Parafield Aviation Heritage Centre
Located in the old fire station building at 8 Kings Road Parafield, the Parafield Aviation Centre houses historical accounts and memorabilia from South Australia’s early aviation pioneers and the Parafield Airport. The Parafield Aviation Centre is a key visitor attraction for the northern suburbs and an ideal outing for school groups. The centre showcases events and themes that happened over the past 90 years at the Parafield Airport. Aviation and heritage experts have made significant contributions to support the Parafield Aviation Centre project. Available for group bookings from Monday to Friday from 10 am to 3 pm, with two weeks notice. To make a booking, please contact the Parafield Airport Management Centre on (08) 8307 5700 or email them at email@example.com.

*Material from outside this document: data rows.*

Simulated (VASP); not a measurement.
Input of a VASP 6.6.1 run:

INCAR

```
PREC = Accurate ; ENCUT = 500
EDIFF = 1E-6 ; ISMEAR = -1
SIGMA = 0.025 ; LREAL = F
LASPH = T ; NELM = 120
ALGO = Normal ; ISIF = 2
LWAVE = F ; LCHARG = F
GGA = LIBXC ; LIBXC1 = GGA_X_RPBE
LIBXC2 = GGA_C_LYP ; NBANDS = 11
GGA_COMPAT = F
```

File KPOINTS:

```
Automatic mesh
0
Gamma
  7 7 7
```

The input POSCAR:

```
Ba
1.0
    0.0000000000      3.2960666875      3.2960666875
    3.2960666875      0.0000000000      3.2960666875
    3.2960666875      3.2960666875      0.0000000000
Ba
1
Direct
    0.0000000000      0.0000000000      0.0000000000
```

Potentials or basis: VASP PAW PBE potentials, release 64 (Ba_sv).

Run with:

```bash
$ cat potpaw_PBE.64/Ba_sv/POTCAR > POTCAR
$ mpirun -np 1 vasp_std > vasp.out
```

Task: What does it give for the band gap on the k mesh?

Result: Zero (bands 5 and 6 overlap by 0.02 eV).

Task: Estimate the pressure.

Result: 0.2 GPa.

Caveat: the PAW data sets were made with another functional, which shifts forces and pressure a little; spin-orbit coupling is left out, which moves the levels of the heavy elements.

History of the Parafield Airport
Parafield Aerodrome was opened on 1 October 1927. The official opening as the Adelaide Airport was on 5 August 1928 by the then Governor of South Australia, Sir Alexander Hore-Ruthven. Prior to the opening of the aerodrome, fields, paddocks and racecourses were used as airfields or emergency landing areas. An airfield at Dry Creek was often used by aviators until the Parafield Aerodrome was built. Many aviators used the aerodrome such as Sir Keith Smith, Bert Hinkler, Captain Hans Bertram, Charles James 'Jimmy' Melrose, R.M. 'Reg' Ansett and Horace Clive 'Horrie' Miller to name a few. The range of businesses conducted included the delivery of goods, mail, passengers as well as aerial photography and joy rides. Many air racing events were part of the history of the aerodrome such as the South Australian Centenary Celebrations in 1936. Many people went to watch aerobatic displays and parachute jumping on Sundays. In March 1928 the first fatality occurred when the Aero Club's first instructor, Lieutenant I.E. McIntyre nose-dived his plane from 200 feet. On 28 August 1928, the Southern Cross plane piloted by Kingsford Smith and Charles Ulm landed at the Parafield Airport after their initial flight over the Pacific, flying non-stop from Tammin in Western Australia.
Parafield continued to develop and the first control tower was built in 1937. In 1954 HM Queen Elizabeth II and HRH Prince Phillip, the Duke of Edinburgh landed at Parafield as part of their Coronation tour. Major passenger airlines used Parafield Aerodrome until 1955 when the new Adelaide Airport at West Beach was opened. Smaller air charter and taxi services, air spraying services, private plane use and aircraft maintenance services continued and grew at Parafield.